Emilio Estevez’s character Gordon Bombay delivered that speech in the popular 1992 sports comedy “The Mighty Ducks” in an attempt to encourage his team of young players to exercise a little teamwork, similar in style to a flock of ducks working in tandem to achieve a common goal. The result was a victory in the state championship match against the film’s antagonist team, the Hawks. The message was the modern equivalent of Greek philosopher Aristotle’s famous missive that “the whole is greater than the sum of its parts.”
With three NASCAR Sprint Cup Series championships to his credit, Tony Stewart knows a good bit about the importance of teamwork. And come Saturday night when he wheels his No. 14 Bass Pro Shops/Ducks Unlimited Chevrolet SS in the Coke Zero 400 at Daytona (Fla.) International Speedway, Stewart and Co. aim to be “Mighty Ducks” when the checkered flag waves on the 160-lap contest. Stewart and primary sponsor Bass Pro Shops will exercise a little teamwork in bringing attention to Ducks Unlimited Inc., the world’s largest non-profit organization dedicated to conserving North America’s continually disappearing waterfowl habitats.
Since 1937, Ducks Unlimited has conserved more than 13 million acres thanks to contributions from more than a million supporters across North America. At the organization’s national convention back in mid-May, Bass Pro Shops founder Johnny Morris presented a $76,000 check to CEO Dale Hall congratulating Ducks Unlimited on 76 years of conservation work. “Conservation is the only way we can ensure our grandchildren and their children will have the opportunity to enjoy the outdoors like our generation has, and Ducks Unlimited has been promoting conservation for the past 76 years,” Morris said during the presentation. “It’s a tremendous organization with a great mission, and I’m proud to call myself a Ducks Unlimited member.”
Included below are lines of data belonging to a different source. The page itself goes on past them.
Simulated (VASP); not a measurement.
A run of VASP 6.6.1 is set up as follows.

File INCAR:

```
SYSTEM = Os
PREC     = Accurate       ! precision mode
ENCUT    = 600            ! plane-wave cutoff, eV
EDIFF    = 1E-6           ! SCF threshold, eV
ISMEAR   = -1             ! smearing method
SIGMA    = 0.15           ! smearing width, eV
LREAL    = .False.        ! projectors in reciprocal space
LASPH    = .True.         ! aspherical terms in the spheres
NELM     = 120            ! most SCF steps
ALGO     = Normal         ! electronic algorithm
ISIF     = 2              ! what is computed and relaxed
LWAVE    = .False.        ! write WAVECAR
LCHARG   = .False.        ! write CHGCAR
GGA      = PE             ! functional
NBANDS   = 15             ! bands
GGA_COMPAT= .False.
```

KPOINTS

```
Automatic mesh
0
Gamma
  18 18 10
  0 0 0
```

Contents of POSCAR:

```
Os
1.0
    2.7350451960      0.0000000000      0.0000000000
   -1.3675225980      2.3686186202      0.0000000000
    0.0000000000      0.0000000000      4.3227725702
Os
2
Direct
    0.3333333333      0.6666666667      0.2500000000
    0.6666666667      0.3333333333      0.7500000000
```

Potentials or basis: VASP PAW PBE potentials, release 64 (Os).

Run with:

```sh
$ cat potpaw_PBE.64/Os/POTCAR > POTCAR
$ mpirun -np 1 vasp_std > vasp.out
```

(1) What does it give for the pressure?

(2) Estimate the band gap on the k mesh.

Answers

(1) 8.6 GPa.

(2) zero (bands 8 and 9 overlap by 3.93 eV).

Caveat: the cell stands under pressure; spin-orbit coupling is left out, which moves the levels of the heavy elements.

And now Ducks Unlimited will share the hood of the No. 14 Chevrolet with Bass Pro Shops for this weekend’s annual Fourth of July weekend race at Daytona – an event in which Stewart is a four-time winner (2005, 2006, 2009 and 2012), including last year’s race when he led 22 laps.
During the 2012 edition of the Coke Zero 400, Stewart exercised a lot of patience, waiting to make his case for the win well past the race’s halfway mark. He took the lead on lap 131 and led 21 circuits before relinquishing the spot to the duo of Matt Kenseth and Greg Biffle on lap 152 when a massive crash set up a two-lap dash to the finish. Stewart regained the lead on the final lap with an impressive drive around Biffle and Kenseth off turn two and down the backstretch when another multi-car wreck brought out the caution, securing Stewart’s victory. The win was the 47th of Stewart’s 48 career Sprint Cup wins.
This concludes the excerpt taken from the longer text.